Monday, July 13, 2009

The Economics Of Wealth Envy

My mother has decided she needs hearing aids. In the process of gathering information she asked me to look online for details about Lyric Hearing Aids. It's basically a disposable hearing aid that fits completely in the ear canal and which you leave in until it's time to replace it with a new one. They have to be replaced approximately ever 120 days when the battery runs down and they have to be inserted by a trained professional. Consequently you don't buy a hearing aid so much as a yearly subscription which provides a set number of replacements per year, 5 or 10 depending on if you need hearing aids for just one ear or both.
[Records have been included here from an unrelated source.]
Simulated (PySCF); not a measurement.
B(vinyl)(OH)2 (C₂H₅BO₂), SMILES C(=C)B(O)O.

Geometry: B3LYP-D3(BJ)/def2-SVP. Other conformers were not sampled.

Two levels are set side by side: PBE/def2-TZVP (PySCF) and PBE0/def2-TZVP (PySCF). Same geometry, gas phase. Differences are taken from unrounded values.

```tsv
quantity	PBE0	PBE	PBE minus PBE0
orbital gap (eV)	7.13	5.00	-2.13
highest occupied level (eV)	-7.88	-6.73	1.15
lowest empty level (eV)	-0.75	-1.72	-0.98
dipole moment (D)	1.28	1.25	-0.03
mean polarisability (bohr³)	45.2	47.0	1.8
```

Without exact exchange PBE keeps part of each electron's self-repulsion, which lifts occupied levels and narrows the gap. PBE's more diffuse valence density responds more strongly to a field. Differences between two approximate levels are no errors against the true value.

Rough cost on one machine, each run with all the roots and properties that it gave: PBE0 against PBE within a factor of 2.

Curious about the pricing as well as what people were saying without the information being filtered through Lyric's marketing department I Googled them and found a message board where people were talking about Lyric hearing aids. Reading the thread two messages just sort of jumped out at me, both by the same person:

I think the 3000 dlrs per year is a robbery. I'm ok with a 3000 initial pay and then a lower yearly payment, like 700 or 800. They are really not targeting the common person and the middle class. This is for rich people.
This was followed a few messages later by:

Fair? at least not for the working class wallet. As I said earlier, it would be ok to pay thousands for an initial fee, and then... 500 per year sounds reasonable... But do you know the toll it takes on us the consumers to spend such amount? 3,500.00 per year is what you spend yearly on a car payment. By 5 years, you'd make this doctor/thief $17,000.00 richer. I repeat, this product is being sold to suburban high-middle class yuppies, not to anybody below that social/economic class.
Two things are fairly obvious from these posts. First, the poster has a case of wealth envy. Second, he has absolutely no clue the economics of running a business.

Notice that he believes that at $3,500, which is the price for 10 Lyric hearing aids a year, you'll make your doctor $17,000 richer over a period of 5 years. Given the fellow's obvious poor grasp on economics I can't tell if he's just rounding the $17,500 subscription fee down or if he actually believes that 50 (10 hearing aids per year x 5 years) Lyric hearing aids will only cost the doctor $500 or $10 per hearing aid. The alternative, if he's rounding the subscription fee down, is that he believes the doctor gets the Lyric hearing aids for free.

I'd really like to know his rationale for charging a high price for the first year and then radically dropping the price in subsequent years. What aspect of this program makes the first year so much more expensive than the following ones? The only difference that I can see is that before you get your initial set of hearing aids, you'll need a hearing exam and the price of that exam isn't included in the price of the subscription. It's a completely separate item that has no effect on the doctor's costs for providing the hearing aids.

This is something that the poster and other members of the wealth envy crowd don't seem to understand. Businesses have costs. If they sell their product or services for less than it costs to produce them, the business loses money. If the business loses enough money it goes bankrupt and fails. For a business to survive it must charge at least as much as it costs to produce its product. For a business to thrive it generally must charge more than production costs so that it will have money to look for ways to improve its products and services.

So what sort of costs would be involved with providing a subscription for Lyric hearing aids? Well for starters how about 10 hearing aids? I mean the doctor isn't just pulling the old hearing aid out of your ear, replacing the battery, and putting it back in. No, he replaces the old hearing aid with a brand new one that incorporates any new technological advances that have come out since the old hearing aid was inserted. Dividing $3,500 by 10 yields a price of $350 per hearing aid. That's a pretty good price for a hearing aid.

The price can't go down in subsequent years because the costs don't go down. You're still buying 10 hearing aids a year. If you can't afford to buy 10 hearing aids per year then maybe the Lyric hearing aids aren't for you. That's not really Lyric's fault or the doctor's fault. That's just the reality of the thing they're selling.

Sorry that the poster can't afford to spend that much money on hearing but that's just life. We can't always afford the things we'd like. I'd like to drive a Lamborghini Reventon, eat lobster for dinner every day, and have a personal staff that takes care of all the drudge work that I don't want to do but I can't afford any of that stuff. That's life. Fairness has got nothing to do with it.

People with more money than you, and there will always be people with more money than you, will always be able to afford nicer things than you just as you will always be able to afford nicer things than people with less money than you. Deal with it.